How Hurricane Dorian's Media Trajectory Differed Between TV And Online News

In 2015 we showed that most natural disasters follow a fixed mathematical trajectory through the news media. However, both of the disasters analyzed were in remote areas without strong economic links to the US and Europe. Hurricane Dorian offers a counter-example of a disaster that devastated the Bahamas and was originally projected to have a heavy impact on the United States.

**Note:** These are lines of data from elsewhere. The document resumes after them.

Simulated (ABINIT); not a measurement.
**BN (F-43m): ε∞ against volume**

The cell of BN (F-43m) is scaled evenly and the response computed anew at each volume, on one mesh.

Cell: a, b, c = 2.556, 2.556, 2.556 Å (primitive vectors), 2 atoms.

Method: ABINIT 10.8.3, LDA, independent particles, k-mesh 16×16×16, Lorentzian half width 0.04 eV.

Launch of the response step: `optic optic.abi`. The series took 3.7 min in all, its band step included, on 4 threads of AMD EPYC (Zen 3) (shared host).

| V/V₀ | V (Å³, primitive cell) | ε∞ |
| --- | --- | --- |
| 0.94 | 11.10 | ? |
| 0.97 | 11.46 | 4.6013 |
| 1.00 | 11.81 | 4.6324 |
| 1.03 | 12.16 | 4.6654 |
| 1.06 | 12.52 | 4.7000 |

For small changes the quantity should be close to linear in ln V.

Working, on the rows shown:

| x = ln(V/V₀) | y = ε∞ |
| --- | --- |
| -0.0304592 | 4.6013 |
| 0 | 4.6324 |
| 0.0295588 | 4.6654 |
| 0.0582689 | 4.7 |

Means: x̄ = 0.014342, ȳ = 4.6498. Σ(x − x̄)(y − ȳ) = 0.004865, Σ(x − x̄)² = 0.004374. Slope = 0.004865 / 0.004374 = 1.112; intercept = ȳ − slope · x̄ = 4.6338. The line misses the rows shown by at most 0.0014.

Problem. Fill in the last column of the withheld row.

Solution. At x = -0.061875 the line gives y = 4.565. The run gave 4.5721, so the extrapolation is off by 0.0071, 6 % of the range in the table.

The timeline below shows how the hurricane was covered through BBC News, CNN, Fox News and MSNBC. While the four stations largely track one another, despite the UK's strong connection to the Bahamas, BBC News covered the hurricane's devastation the least of the four, though as of September 7, 2019, as the stations ramped down their coverage, it was ramping down the slowest.

Live Version.
Live Online News Version.

Yet it is the following timeline that offers perhaps the most intriguing commentary on the difference between television and online coverage of major natural disasters, plotting the combined coverage of CNN, Fox News and MSNBC against worldwide online coverage, both plotted as Z-Scores (standard deviations from the mean) to allow them to share the same Y axis.

Online coverage was the first to begin discussing the hurricane, but as Dorian's evolving projected track made it a likely threat to the US, on August 27th television coverage took the lead.

Online coverage ramped up linearly through Dorian's Bahamas landfall on September 1st, decreased through the 3rd as the skies cleared sufficiently for rescue operations to begin in earnest and a fuller accounting of the damage to be made, continued relatively stable until September 7th and then has decreased day over day since.

In contrast, television peaked on August 30th then remained stable through September 1st despite the storm making landfall. Coverage ramped sharply up on the 2nd as initial damage reports became available and then peaked sharply on the 3rd as television crews were able to capture footage of the full extent of the devastation. By the following day on September 4th there was little more for TV crews to film and for the next two days on the 4th and 5th they continued steady coverage, but on the 7th coverage plummeted as the stations exhausted what they could say about the Bahamas and there was little impact in the US to cover, rapidly turning their attention elsewhere.

In short, television news is constrained in covering events they cannot directly access and must wait for conditions to improve in order to point the camera, while online news can chronicle events in realtime based on available information.